Challenging Conventional Wisdom, Indeed.

There is a great conversation going on over at the CASTLE book club blog (orange group) about the  teaching of facts and skills. I plan on posting this post over there but my login and password are stored on my home computer, I’m correcting procrastinating correcting English papers at work. For now, I will post it here and then cross post it there when I get home waaaaay later tonight.

We are reading Why Don’t Students Like School? by Daniel T. Willingham.

In A Challenge to Conventional Wisdom? posted by Michael Curtin, he questions Willingham’s first two chapters, one focusing on the primary need for teaching facts, and the other on the primacy of essential questions and individualization of the learning process. Michael asks,

…how does he reconcile this insistence on memorization of facts – after all, that’s what it boils down to – with his insistence that students’ curiosity is such an important part of learning.  How is a teacher to implement the suggestions from both chapters one and two: they seem contradictory to me.

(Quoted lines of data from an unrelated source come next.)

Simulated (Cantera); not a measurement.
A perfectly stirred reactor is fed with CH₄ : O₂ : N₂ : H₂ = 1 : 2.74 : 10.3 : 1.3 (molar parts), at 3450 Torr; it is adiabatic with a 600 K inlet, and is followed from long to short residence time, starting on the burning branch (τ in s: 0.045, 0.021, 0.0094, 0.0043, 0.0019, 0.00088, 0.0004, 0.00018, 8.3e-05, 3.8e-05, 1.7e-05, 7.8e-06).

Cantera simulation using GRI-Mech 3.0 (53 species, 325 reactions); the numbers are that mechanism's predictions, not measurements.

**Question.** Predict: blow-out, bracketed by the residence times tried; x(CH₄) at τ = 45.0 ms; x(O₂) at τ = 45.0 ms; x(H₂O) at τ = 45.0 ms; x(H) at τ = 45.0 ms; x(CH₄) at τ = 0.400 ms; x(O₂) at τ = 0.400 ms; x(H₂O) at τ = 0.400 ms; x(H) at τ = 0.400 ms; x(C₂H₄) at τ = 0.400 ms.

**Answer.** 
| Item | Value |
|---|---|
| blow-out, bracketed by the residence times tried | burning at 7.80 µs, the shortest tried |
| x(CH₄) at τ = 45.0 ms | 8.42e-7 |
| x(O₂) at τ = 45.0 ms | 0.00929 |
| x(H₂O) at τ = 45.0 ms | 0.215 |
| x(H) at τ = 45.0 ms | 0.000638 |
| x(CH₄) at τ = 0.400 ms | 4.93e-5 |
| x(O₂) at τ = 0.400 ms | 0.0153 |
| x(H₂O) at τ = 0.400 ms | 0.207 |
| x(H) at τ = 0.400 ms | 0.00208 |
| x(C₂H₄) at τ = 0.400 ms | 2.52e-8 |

The conversation that came out of this question is leading me to what, so far, is bothering me in this book. I’ve only read the first two chapters at this point and I don’t know how this will be reconciled later on, if at all.

If I agree with Willingham that “…factual knowledge makes cognitive processes work better…” (p.36) and that we need to increase our students’ background knowledge then I need to make the next step and decide what kind of background knowledge they need to work with when learning a particular concept or idea.

Art Titzel, in a comment to Michael’s post, writes,

As far as teaching new topics I believe there needs to be some pre-loading of factual information before we can expect students to critically think. This pre-loading of information should be meaningful to students and in context with the learning, not just rote memorization.

It is in choosing what information to pre-load where things get sticky. Willingham makes this statement about what facts learners need to know. It makes me cringe.

For reading, students must know whatever information writers assume they know and hence leave out. The necessary knowledge will very depending on what students read, but most observers would agree that a reasonable minimum target would be to read a daily newspaper and to read books written for the intelligent layman on serious topics such as science and politics. Using that criterion, we may still be distressed that much of what writers assume their readers know seems to be touchstones of the culture of dead white males. From the cognitive scientist’s point of view, the only choice in that case is to try to persuade writers and editors at the Washington Post, Chicago Tribune, and so on to assume different knowledge on the part of their readers. I don’t think anyone would claim that change would be easy to bring about. It really amounts to a change in culture. Unless and until that happens, I advocate teaching that material to our students. The simple fact is that without that knowledge, they cannot read the breadth of material that their more knowedgable schoolmates can, nor with the depth of comprehension. (p.36)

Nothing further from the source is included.